You won't find this on the Interstate.

You won’t find this on the Interstate. (Mabry Mill, Blue Ridge Parkway)

Google Maps on my computer gives me the option of avoiding highways. Apparently the young man didn’t know how to program my smart phone this way, so he put another app on the phone that (he said) would do back roads. It didn’t.

After plotting my course using road maps and Google Maps, I headed north.

Or this

Or this. (Near Ludowici, GA)

I planned to camp in Uwharrie National Forest in North Carolina. Since I got off to a late start that day, it was dark by the time I reached to Uwharrie. I thought this was a good time to put the GPS to the test, since I was far from any Interstate. I pulled over and typed in Uwharrie National Forest campground.

The lady’s voice on the GPS—whoa!–that’s too awkward. Let’s call her GyPSy. (We used to have a pony named Gypsy and she was cantankerous, too.) Anyway, Gypsy directed me down a series of back roads and deposited me in front of someone’s driveway. I didn’t think the residents of the house wanted me to camp in their yard, so I drove on, hoping the campground was nearby. I never found it. Gypsy kept telling me to make U turns, turn down such and such a road, and the like for the next hour until I figured out how to shut her up.

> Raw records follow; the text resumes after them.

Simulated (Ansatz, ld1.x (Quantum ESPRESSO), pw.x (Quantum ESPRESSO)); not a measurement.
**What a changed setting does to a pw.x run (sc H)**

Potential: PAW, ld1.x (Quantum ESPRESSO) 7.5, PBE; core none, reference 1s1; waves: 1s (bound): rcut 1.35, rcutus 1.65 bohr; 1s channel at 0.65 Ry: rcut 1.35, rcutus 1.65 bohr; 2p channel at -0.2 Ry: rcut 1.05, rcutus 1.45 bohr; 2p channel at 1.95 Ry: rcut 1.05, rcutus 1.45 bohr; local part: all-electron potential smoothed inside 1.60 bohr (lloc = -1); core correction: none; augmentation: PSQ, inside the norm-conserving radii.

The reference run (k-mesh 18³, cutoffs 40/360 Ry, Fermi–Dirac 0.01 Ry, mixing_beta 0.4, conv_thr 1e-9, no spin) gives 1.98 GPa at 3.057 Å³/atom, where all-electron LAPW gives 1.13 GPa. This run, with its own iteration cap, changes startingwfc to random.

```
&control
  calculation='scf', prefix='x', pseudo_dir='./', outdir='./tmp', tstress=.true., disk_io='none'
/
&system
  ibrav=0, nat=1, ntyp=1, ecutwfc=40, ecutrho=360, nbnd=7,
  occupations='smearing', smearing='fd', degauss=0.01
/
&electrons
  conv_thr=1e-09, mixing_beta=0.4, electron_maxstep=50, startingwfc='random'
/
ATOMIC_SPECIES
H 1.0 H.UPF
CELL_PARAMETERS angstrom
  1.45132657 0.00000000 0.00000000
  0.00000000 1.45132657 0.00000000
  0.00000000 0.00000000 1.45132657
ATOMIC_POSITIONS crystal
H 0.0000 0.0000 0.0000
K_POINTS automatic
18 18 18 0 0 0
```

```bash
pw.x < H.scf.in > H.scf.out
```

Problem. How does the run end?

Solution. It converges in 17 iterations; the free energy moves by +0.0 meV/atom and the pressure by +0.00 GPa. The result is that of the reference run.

Consulting my map, I concluded I’d taken the wrong road to the national forest. It was raining and I didn’t want to backtrack, so I drove on. The next town had a Walmart. With the permission of a manager, I parked there for the night. The next day I stuck to the directions I’d written down before my trip and reached my granddaughter’s house with no trouble.

One thing I’ve discovered is that newer road maps are less detailed than older ones. That plus poorly labeled roads makes it hard to plot a course. Is there a conspiracy? Do “they” want us to stick to the Interstates? Are “they” trying to sell more GPS gadgets? Or is our growing dependence on GPS letting highway departments get away with sloppy work?

I spent two pleasant weeks in West Virginia. Toying with the phone during my stay, I figured out how to program Gypsy to avoid highways. Before leaving for Virginia, I drove over to Hampshire County in search of some ancestors who are buried in Slanesville. Although, I knew my way around, I thought I’d see if Gypsy could find a short cut. No–the poor dear was lost! Maybe I was too far from any Interstate. That thing on a computer that goes round and round when it’s searching for something went round and round and round until I reached Romney.

Slanesville, WV

Slanesville, WV

I consulted a map and spent the rest of the afternoon driving through picturesque West Virginia mountains. Almost Heaven. I hated to leave but was expected at my daughter’s home in Radford, Virginia that night. I stopped to eat in Covington. The day had been pleasant and sunny, but the night turned dark and rainy. Over supper, I consulted my road map for the most direct route to Radford, then I programmed Gypsy.

Computer savvy people refuse to believe that those devious machines have a mind of their own, but they do. I know what Gypsy was thinking: “So, she wants back roads? Well, I’ll give her back roads!”

And back roads I got. Roads with names like 617 and 725. Roads that weren’t on my map. Before long, I was helplessly lost and dependent on her caprice. Gypsy directed me to turn here and there, mostly in unpopulated areas, through two national forests. One road was so narrow that if I’d met an oncoming vehicle, we’d both have scraped paint off trying to squeeze by. Fortunately, I had plenty of gas and my compass told me I was gradually making my way south. I breathed with relief when I came to US 11, Lee Highway. Now I knew where I was and where I was going.

I have to give Gypsy credit—she got me there in one piece and in the time frame she’d predicted. But how’d she know about these forest roads when she was totally lost on a state road in West Virginia?

Is this Tow Mater?

Is this Tow Mater? (Near Hillsville, VA)

On my way home, she successfully navigated me through Salisbury, North Carolina, where I invariably get lost. I planned to spend the night at Santee State Park in South Carolina, so I gave her this destination. She found a short cut that wasn’t on my map, but when I got to the park, she argued with me that the campground was at a ranger’s residence. Don’t you hate a machine that thinks she’s smarter than you?  But I knew better. A sign clearly pointed to the campground.

The next morning, I expected Gypsy to find a shortcut home, but she routed me through Orangeburg, South Carolina. I didn’t mind. I never drive through that city without stopping at Edisto Memorial Gardens to smell the roses.